Home > Code, Crawlers > Ruby Could Replace my Python Crawler Pretty Soon

Ruby Could Replace my Python Crawler Pretty Soon

One of my developers just sent me some truly incredible stats about Ruby 1.9 and its threading performance.

20 threads * 100,000 iterations
Ruby 1.9 = 1.54 s.
Ruby Enterprise = 3.01 s.
JRuby 1.1.2 = 5.82 s.
Jython 2.2.1 = 11.86 s.
Python 2.5.2 = 12.32 s.
Ruby 1.8.7 = 22.68

Since our attempt at testing Ruby as a crawler really wasn’t all that much slower than Python it could be really interesting to see what will happen with Ruby 1.9.

The blog post about the test (Its in Polish)
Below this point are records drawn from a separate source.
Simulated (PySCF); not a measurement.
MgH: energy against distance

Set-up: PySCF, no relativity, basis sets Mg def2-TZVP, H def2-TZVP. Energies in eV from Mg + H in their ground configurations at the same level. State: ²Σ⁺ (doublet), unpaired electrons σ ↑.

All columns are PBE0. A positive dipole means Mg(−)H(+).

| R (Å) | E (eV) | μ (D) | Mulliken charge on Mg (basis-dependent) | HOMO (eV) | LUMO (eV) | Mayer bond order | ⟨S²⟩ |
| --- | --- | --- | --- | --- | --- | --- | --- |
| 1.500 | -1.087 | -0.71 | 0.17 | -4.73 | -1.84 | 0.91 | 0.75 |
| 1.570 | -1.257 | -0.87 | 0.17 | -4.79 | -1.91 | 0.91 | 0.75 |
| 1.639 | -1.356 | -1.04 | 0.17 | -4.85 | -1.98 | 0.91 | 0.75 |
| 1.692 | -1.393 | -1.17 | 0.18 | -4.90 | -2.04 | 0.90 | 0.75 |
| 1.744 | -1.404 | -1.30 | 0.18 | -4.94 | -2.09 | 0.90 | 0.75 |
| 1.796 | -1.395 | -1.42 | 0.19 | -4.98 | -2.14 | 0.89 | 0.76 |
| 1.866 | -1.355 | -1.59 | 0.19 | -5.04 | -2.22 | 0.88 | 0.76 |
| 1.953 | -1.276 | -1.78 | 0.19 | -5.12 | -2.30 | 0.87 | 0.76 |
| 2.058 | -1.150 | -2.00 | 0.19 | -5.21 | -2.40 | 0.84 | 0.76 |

Categories: Code, Crawlers Tags:
  1. Michael Campbell
    July 29th, 2008 at 08:05 | #1

    You’re presuming that your bottleneck was the threading.

  2. July 29th, 2008 at 09:58 | #2

    It’s kind of hard to evaluate metrics without seeing the actual code. A lot of micro benchmarks aren’t indicative of real world performance.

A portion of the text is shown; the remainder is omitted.